Interestingly, I recently learned that the Celtic theologian Pelagius disagreed with Augustine's view that God created everything in the world ex nihilo; out of nothing, but rather that God created the world ex Deo, out of the very essence of God's being.

At any rate, to create is usually thought of as bringing something entirely new into existence. And so it is when God breathes spirit into the generic adam, since it is at this point that the human being (formed from adamah) appears to become a living soul and is named Adam, a formal name that distinguishes that person from all others, including Eve and every other human creature. Thus human beings, male and female, are indeed a special species, bearing God's image.

So should we see pregnancy as a similar process of a human in formation, of our being assembled with all of the amazing organs and body parts needed for the soul life which comes with God's "breath"? Thus we would never dishonor organic (physical) life, would always treat it with utmost reverence and respect, and experience any termination of that form of life (via a miscarriage) with a deep sense of loss and the greatest of regret, especially as it represents the loss of a dream of all that this life could have become. But are there understandable differences of degree between that and the mourning the death of a child or adult who has actually lived and breathed among us?

Societies and cultures from the beginning of time have all seemed to recognize that "difference of degree" in one way or another. For example, we seldom name, christen, or have formal memorial services and burials for a miscarriage in the early stages of pregnancy. Not because we regard this or any form of human life as mere tissue to be discarded. No, an embryo or fetus represents something fearfully and wonderfully God-formed. And we grieve and mourn whenever a life doesn't continue to full term, and never has the opportunity to realize its full potential.

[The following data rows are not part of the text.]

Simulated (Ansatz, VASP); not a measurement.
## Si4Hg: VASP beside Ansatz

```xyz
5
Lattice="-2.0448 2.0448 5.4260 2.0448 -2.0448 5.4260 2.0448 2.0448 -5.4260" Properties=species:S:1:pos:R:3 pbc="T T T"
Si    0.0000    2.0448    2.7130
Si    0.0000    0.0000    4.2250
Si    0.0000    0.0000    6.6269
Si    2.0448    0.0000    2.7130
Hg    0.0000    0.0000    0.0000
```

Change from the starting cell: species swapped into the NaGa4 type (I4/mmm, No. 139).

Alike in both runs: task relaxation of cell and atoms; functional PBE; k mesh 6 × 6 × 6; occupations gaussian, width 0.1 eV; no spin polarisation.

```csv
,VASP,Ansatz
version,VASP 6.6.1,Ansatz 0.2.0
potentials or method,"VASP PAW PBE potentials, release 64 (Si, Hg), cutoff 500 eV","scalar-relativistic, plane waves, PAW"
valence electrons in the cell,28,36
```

The Torah makes clear, in Exodus 21:22  that any human-caused miscarriage is a wrong that must be atoned for, "When people who are fighting injure a pregnant woman so that there is a miscarriage, and yet no further harm follows, the one responsible shall be fined what the woman’s husband demands, paying as much as the judges determine."  (NRSV)

Meanwhile, while Christians have long been divided over whether the willful terminating of a pregnancy is murder, I pray we would no longer be divided over whether we protect and preserve human life at whatever stage, from the womb to the tomb.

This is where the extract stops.